Cooperative Visitor uses class-static counters and tags.

The problem can be avoided by moving the tag generation to a separate dll and thus keeping the multiple copies of tag variables in sync.

Anand.

Random interesting links to other takes on the "Expression Problem" as it is A.K.A.:

http://www.google.com/search?hl=en&domains=http%3A%2F%2Flambda-the-ultimate.org&q=expression+problem

This thing is pretty cool once you get it working :-)

One thing though, how would you implement a visitor that supports falling back through the type hierarchy? So if BigCircle is visited, and there's no render() function for that type, then it'd automatically fallback to the render() for Circle.

That seems quite hard to do as you can't get the correct types from the tags.

Any insights welcome.

alexjc

1)There's an easy solution to the fall-back problem:

BigCircle could also be added to the typelist so that the slot for BigCircle be filled in the vtable:

Visits( *this, Seq< Shape, Circle, BigCircle >::Type(), RenderInvoker() );

The invokers would follow C++ conversion rules and choose render(Circle) for BigCircle as well.

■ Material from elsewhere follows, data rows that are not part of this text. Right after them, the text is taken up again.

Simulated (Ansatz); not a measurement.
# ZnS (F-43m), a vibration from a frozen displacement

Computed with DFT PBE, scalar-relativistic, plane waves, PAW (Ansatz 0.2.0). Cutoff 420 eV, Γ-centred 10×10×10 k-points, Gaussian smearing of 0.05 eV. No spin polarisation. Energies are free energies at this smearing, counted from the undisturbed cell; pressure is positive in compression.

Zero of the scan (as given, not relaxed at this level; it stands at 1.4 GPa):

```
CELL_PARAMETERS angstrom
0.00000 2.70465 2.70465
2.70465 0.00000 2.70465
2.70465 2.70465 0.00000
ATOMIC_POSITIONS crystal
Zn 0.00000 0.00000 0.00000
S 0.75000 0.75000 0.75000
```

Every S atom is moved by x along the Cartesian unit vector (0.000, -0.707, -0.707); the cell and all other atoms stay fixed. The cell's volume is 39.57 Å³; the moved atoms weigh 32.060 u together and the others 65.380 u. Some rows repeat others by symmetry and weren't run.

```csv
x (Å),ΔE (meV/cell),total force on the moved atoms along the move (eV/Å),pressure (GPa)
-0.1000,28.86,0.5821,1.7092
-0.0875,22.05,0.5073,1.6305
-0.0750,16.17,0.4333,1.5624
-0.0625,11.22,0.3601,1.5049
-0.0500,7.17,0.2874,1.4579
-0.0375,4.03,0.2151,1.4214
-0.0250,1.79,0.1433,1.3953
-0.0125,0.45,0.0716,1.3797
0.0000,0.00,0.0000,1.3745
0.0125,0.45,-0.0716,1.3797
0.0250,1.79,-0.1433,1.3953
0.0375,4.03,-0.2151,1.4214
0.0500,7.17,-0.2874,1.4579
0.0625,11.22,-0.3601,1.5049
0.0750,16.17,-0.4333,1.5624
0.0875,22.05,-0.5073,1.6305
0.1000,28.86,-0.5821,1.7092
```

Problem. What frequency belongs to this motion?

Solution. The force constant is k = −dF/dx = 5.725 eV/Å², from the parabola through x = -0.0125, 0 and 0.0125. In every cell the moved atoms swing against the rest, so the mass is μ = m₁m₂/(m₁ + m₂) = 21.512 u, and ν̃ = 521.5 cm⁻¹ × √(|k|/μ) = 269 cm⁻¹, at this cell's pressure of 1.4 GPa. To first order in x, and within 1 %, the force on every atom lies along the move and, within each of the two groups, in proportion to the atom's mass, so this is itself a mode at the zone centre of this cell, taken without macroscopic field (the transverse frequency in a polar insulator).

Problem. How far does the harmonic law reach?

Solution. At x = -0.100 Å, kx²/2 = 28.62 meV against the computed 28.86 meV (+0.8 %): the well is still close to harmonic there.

This implies that the visitor class knows about BigCircle.
In general to achieve automatic fall back for a hierarchy:


typedef Seq<all classes that visitor can know of>::Type ClassesInHierarchy;

use the above typedef for all visitors:

Visits( *this, ClassesInHierarchy(), Invoker() );


Since the slot for BigCircle is also filled, there's no additional performance cost for fallback.




2)There's another more flexible approach:
The visitor asks the object being visited -
"Here's how my vtable looks like. Tell me what function in the table i should use?"

Along with the vtable, the visitor builds a status table (std::vector<bool>) that indicates whether a slot in the vtable is filled or not.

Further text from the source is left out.